Another San Fran artist, Paul Hayes, is primarily a sculpturist that currently favours working with organic materials. His installations combining paper and wood within flowing and chandelier like compositions are an acute study of nature represented through these manufactured materials. The work that we documented; since removed from the gallery window at the SF Art Commission Gallery, 155 Grove St. , was a great example of this process. The building apparently doesn’t allow for spectators to enter, so the front window itself was the viewing gallery, so people on the street could view the pieces from outside. It was interesting to overhear some of the comments made by passersby as we shot, and Paul confessed that when he was installing the piece that he enjoyed being incognito to overhear these little sound bites.

Despite the restrictions for viewers to go inside, we were able to get venture in and get inside the piece itself. It was a great vantage point and the buildings natural light through the ceiling windows provided for some dynamic visuals as the light reflecting off the paper created some interesting shadows and reflections. There was a great flow to the piece and once inside, we really got a sense of its movement and flow.

Before visiting his work at the commission we met up at the Alemany Flea Market, where Paul often finds some of the objects he uses in his installations. Trinkets abound: velvet paintings are stacked and an assortment of lively characters sell their wares. It’s a good place to start the day if you are interested in curios and possibly discovering something of value. Paul picked himself up a brass ball, a pair of welding goggles and a grade school book about fishes from the 1970. In that order.

We stayed in that area and took a stroll up Bernal Hill. Fantastic view. It gives one a pretty good vantage on point off the bay area in general. Do this. It’s free.

Golden Gate park was our next destination. We hung out with the other hanger-outs and Paul pointed out the tree where apparently Janis Joplin would climb up and sit inside the tree and pen her song writing. Paul obliged us and did same, sans song writing. Being 6 foot 5, this was quite a feat, and once up there, we imagined the requisite 60s style sunglasses and flower patterned headbands.

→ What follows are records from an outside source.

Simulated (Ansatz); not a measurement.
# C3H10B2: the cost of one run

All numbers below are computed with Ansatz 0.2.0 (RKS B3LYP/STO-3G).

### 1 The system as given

Next stop was the Botanical Gardens where Paul talked extensively about the connection between nature – and more specifically the visual patterns nature so often produces in plants, trees and other such things. There are number of exotic plants with exquisite detail, and trees from seemingly disparate backgrounds neighboring one another throughout. Of particular interest was the Japanese ‘moon viewing’ garden, which stood out for its formal design, finely manicured features, and small, friendly water fowl. There’s a nice little pagoda and overhanging tree within its midst too. The gardens overall offer a surprising array of species and spaces to experience and explore. Definitely great for a picnic. It’s bigger than Central Park too. Who knew?

We stopped in at the de Young museum too. One of San Francisco’s newest structures devoted to Contemporary Art. It’s a beautiful building. And the work inside isn’t too shoddy either.